At midnight on December 31, I not only drank a toast to the new year, but also to finally getting all my business operations out of Ventura County, California.
Never have I operated in a more difficult environment. Ventura County combines a difficult government environment with a difficult employee base with a difficult customer base.
And so I got out. Hallelujah.
PS- People frequently talk about taxes in California being what makes the state “anti-business.” That may be, but I guess I never made enough money to have the taxes really bite. But taxes are only a small part of the equation.
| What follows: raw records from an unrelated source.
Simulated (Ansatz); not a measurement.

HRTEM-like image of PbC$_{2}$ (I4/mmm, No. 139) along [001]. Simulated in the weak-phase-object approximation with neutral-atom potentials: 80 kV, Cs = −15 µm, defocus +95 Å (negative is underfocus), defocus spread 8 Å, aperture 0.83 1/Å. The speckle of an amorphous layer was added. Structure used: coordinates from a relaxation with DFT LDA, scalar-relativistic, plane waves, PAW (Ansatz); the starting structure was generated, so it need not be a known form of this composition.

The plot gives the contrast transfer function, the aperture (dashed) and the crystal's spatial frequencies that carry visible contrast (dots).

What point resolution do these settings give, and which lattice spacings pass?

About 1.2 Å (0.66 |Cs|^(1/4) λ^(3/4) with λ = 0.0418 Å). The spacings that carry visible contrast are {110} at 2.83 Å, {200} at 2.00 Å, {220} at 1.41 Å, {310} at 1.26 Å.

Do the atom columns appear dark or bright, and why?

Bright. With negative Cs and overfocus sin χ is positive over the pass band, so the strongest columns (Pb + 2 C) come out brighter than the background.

Go read the blow by blow. It’s worse than Dickens’ Bleak House story. Aside from the obvious messages in this story, what I find terribly depressing (or should I be optimistic) about events like this is the following. Here we have such an insane administrative and regulatory apparatus that is making the life of a campground operator miserable. From my understanding, the RRM folks spend a massive amount of their time cleaning and maintaining park amenities, and provide a little bit of recreational services. They are not generating electricity; they are not creating seismic events with hydraulic fracturing techniques; they are not having their employees hole up in a 10-story windowless factory with locked escape doors working on dangerous machinery; they are not creating fancy financial products and duping investors into buying them; and so on. They are basically a campground maintenance company that has at worst a small positive impact on the environment and working conditions of their employees. Yet the degree to which this enterprise is harassed would make one think they were strip mining coal with slave labor and dumping acid mine runoff into the West’s only freshwater aquifer.
You may very much want a strong regulatory apparatus. You may very much want to redistribute resources from entrepreneurs to … someone else. You may very much want to be paternalistic. But isn’t evidence that we’ve gone too far? And if the “state” (and even customers) are giving this kind of hell to this kind of a small operation, just imagine the vast monetary and human resources that are being dedicated on the state side to this kind of enforcement and harassment. Since the state has very limited resources and very limited talented people to take care of smart regulation, wouldn’t those who favor a strong state STILL be fuming about these sorts of episodes? Or is the idea that resources are unlimited so entrenched in our thinking that it’s preposterous to ask folks to consider that spending years permitting a mobile trailer means that other more important things are not being properly paid attention to, or that not all activities need be “regulated?”
Or should we be optimistic? The state has done such an effective job providing public services to its constituents, and all regulatory activities are taking place so efficiently, that it has nothing left to do but devote zillions of hours harassing small campground operators? I suppose that’s reason to be optimistic.